The South Valley Islamic Community has resubmitted plans to build a mosque, community center and cemetery in San Martin, more than three years after its previous proposal raised a stir among the rural unincorporated community’s residents.
The Santa Clara County Department of Planning and Development will host a public outreach meeting on the project, known as the Cordoba Center, 7 to 9 p.m. Feb. 25 at the Morgan Hill Community and Cultural Center, 17000 Monterey Road.
The applicant, SVIC, has applied for a use permit, architecture and site approval, grading approval, cemetery permit and environmental study to establish a “religious institution” on the 15.8-acre property at the corner of Monterey Road and California Avenue, reads a notice from the county.

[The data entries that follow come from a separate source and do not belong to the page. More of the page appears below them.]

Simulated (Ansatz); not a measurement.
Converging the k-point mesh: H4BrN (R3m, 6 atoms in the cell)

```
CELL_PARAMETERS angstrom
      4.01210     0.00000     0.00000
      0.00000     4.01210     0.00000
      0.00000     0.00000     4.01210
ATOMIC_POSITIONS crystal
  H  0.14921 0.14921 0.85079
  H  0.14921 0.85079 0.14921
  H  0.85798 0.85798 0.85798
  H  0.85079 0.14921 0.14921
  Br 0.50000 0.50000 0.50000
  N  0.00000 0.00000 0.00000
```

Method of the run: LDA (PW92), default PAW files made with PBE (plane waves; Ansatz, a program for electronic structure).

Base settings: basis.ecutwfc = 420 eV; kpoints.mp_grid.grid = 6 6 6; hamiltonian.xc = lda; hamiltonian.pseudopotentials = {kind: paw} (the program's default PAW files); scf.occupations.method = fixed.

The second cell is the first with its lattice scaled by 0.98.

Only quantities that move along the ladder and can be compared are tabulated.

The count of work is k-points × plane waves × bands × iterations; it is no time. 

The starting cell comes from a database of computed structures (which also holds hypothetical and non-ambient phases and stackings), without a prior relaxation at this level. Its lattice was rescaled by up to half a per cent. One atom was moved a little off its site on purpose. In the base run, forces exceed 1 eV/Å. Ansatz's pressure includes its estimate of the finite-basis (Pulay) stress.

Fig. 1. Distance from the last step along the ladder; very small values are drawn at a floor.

The institution would include two buildings—a worship hall and a community center— as well as the burial site, according to SVIC spokesman Hamdy Abbass.
The SVIC submitted almost identical plans for a worship center at the same property in 2012. Before the Board of Supervisors approved the project, numerous public hearings and informational meetings on the plans drew scores of San Martin residents opposed to the Cordoba Center.
Many of these residents said they were concerned about the project’s potential impact on groundwater, traffic, storm runoff and other environmental concerns. Some opponents of the project openly voiced their hostility to and fear of Islam and its followers.
After the supervisors approved the project 5-0 in September 2012, a group of residents calling themselves the “People’s Coalition for Government Accountability” filed a lawsuit demanding the county rescind the use permit. The suit claimed that the county did not take a full account of the Cordoba Center proposal’s potential impact on the nearby environment in accordance with state and federal laws that mandate such accountability.
The SVIC and county officials insisted the project approval followed exhaustive studies of the potential impact of the project. But the SVIC withdrew its plans in August 2013 in response to the lawsuit.
“We withdrew our plans because there was no correspondence back from the people that sued,” Abbass said. “They sued under the pretense that the county did not ask us to do the due diligence. We tried to talk to them, and there was no response.”
Abbass thinks the lawsuit was really about a group of residents “not wanting us to be there.”
Plans for the property have changed in only minor ways since the SVIC originally submitted them in 2012, except this time the proposed facilities are “maybe a little bit larger,” Abbass said.
Previous specifications called for a 5,000-square-foot prayer hall, 2,800-square-foot multi-purpose hall, a two-acre cemetery and a children’s play area.
The county notice announcing the Feb. 25 meeting says the facilities will be designed to accommodate up to 300 people for scheduled religious services with “greater anticipated capacity for occasional special events.”
The SVIC represents about 80 families from San Jose to Hollister and beyond, and the Cordoba Center project is meant to serve their prayer and worship needs. SVIC members have also said the site could be available for community use through rentals for the future community center and special events sponsored by the SVIC.